Waves on a string or waves on the surface of water
are examples of transverse waves.
If we look at a graph of the air displacement
versus position of the air,
we can see that as the wave travels
the shape of this wave travels to the right.
So, the speed of a sound wave can be found
by finding the speed of the peaks
or the speed of the valleys
or the speed of any single point on the wave shape.
To figure out a formula for the velocity of a sound wave,
let's look closely at what's happening here.
Watch one of the air molecules.
It takes one period for this molecule
to move back and forth through a full cycle.
During this time, the wave shape has moved forward
one complete wavelength.
This is because the wave has to overlap
with its initial shape after one period,
because the molecule has to be back where it started
after one period.
Now, since speed is defined to be the distance per time,
the speed of a sound wave has to be
the wavelength of the wave
divided by the period of the wave.
Since the wave is traveling forwards
one wavelength per period,
or since the frequency is defined to be one over the period,
we can rewrite this formula as
speed equals wavelength times frequency.
This formula is accurate for all kinds of waves,
not just sound waves,
because a wave has to move one wavelength for every period.
Be careful.
When looking at this equation,
you might think that if you adjust
the setting on your speaker and increase the frequency
you'd also be increasing the speed of the sound wave,
but that's not what happens.
If you increase the frequency,
the wavelength will decrease by that same factor,
and the speed of the sound wave will remain the same.
In fact, there's nothing you can do to the speaker
that would increase the speed of sound.
So, how can we change the speed of sound?

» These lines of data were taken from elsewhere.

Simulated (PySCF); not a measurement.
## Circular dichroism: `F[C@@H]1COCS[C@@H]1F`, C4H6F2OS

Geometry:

Well, the only way to change the speed of sound
is to change the medium or the properties of the medium
that the sound wave is traveling in.
So, to change the speed of sound in air,
you can change things like the temperature of the air
or the humidity of the air or the density of the air,
or you can swap out the air entirely for another material,
like water or helium or a metal.
All of these changes to the medium
would affect the speed of sound.
People often think that changing the amplitude
will change the speed of a sound wave, but it won't.
If we create a sound pulse with a large amplitude,
it won't travel any faster than a sound pulse
with a small amplitude in the same medium.
It will just be louder.
In other words,
yelling won't cause anyone to hear you faster,
they'll just hear a louder sound
when the sound wave arrives at their location.
So remember, the speed of a sound wave
is determined entirely by the properties of the medium
through which it's traveling.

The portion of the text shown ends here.